As we’ve discussed in the past, there are limits on the amount of earnings that a person can receive while also receiving Social Security benefits, if the person on whose record the benefits are being received is under Full Retirement Age. But those earnings limits don’t only impact the benefit of the primary receiver of benefits – anyone else who is also receiving benefits based on his or her record will also be impacted by the earnings limits.
How Does This Work?
As you know from the previous article, in 2012 if an individual is receiving wage income in excess of $14,640, for every $2 of earnings over that amount, benefits received are reduced by $1. If there is no one else receiving benefits on his or her record, the individual would lose benefits by $1 for each $2 over the limit.
However, if someone else is receiving benefits on the same record, such as a spouse and/or a child, the total amount of reduction remains the same, but the reduction is spread pro rata across all benefits being received on that person’s record.

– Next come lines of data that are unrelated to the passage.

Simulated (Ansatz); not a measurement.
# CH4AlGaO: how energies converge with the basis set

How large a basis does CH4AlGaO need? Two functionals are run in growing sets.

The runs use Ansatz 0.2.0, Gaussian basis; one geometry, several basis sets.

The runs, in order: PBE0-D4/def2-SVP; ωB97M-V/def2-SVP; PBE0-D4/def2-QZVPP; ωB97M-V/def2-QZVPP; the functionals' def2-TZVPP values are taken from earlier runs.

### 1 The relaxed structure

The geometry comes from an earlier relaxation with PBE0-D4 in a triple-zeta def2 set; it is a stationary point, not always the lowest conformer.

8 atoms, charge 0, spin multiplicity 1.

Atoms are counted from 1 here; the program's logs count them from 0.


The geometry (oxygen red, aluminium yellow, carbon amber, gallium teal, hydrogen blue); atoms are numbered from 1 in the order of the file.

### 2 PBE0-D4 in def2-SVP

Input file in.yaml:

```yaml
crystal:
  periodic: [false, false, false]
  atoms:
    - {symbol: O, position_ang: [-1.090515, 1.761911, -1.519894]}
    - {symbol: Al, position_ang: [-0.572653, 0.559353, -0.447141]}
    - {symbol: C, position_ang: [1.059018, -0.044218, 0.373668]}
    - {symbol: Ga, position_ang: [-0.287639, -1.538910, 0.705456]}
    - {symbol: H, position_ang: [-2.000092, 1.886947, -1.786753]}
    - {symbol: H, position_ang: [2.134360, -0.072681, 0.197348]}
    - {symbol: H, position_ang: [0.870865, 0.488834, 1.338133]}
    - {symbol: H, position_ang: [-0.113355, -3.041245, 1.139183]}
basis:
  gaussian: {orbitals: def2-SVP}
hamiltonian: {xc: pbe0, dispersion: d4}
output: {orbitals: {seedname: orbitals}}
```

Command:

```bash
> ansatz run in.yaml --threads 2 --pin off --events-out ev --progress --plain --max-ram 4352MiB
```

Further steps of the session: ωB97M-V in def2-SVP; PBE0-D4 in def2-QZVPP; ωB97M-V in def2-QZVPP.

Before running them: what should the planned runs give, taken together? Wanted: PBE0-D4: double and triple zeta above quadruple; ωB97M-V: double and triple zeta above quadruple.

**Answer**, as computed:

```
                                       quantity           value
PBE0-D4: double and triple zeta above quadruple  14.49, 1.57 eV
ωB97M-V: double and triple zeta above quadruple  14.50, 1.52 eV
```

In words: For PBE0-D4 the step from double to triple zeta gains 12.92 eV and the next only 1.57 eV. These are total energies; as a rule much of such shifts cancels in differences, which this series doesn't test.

For example, let’s say that John has a PIA (Primary Insurance Amount) of $2,000, and is age 62. He files for his own benefit, at a reduced amount of $1,500 per month. At the same time, John’s wife, Priscilla (age 66) who has no earnings record of her own, files for Spousal Benefits on John’s record. The Spousal Benefit to Priscilla is $1,000 per month.
John is still working, earning a total of $20,000 per year, which is $5,360 more than the earnings limit. That amount will reduce the benefits for both John and Priscilla by $2,680 – prorated between the two benefits. So once the amount of earnings is known (typically by the following year), benefits of $1,072 will be withheld from Priscilla’s checks, and $1,608 from John’s checks. The math is as follows:
$2,680 x ($1,500 / $2,500) = $1,608 (John’s reduction)
$2,680 x ($1,000 / $2,500) = $1,072 (Priscilla’s reduction)
The same would go for any other people that are receiving benefits based on John’s record – the total reduction is limited to the overall $1 for every $2 rule.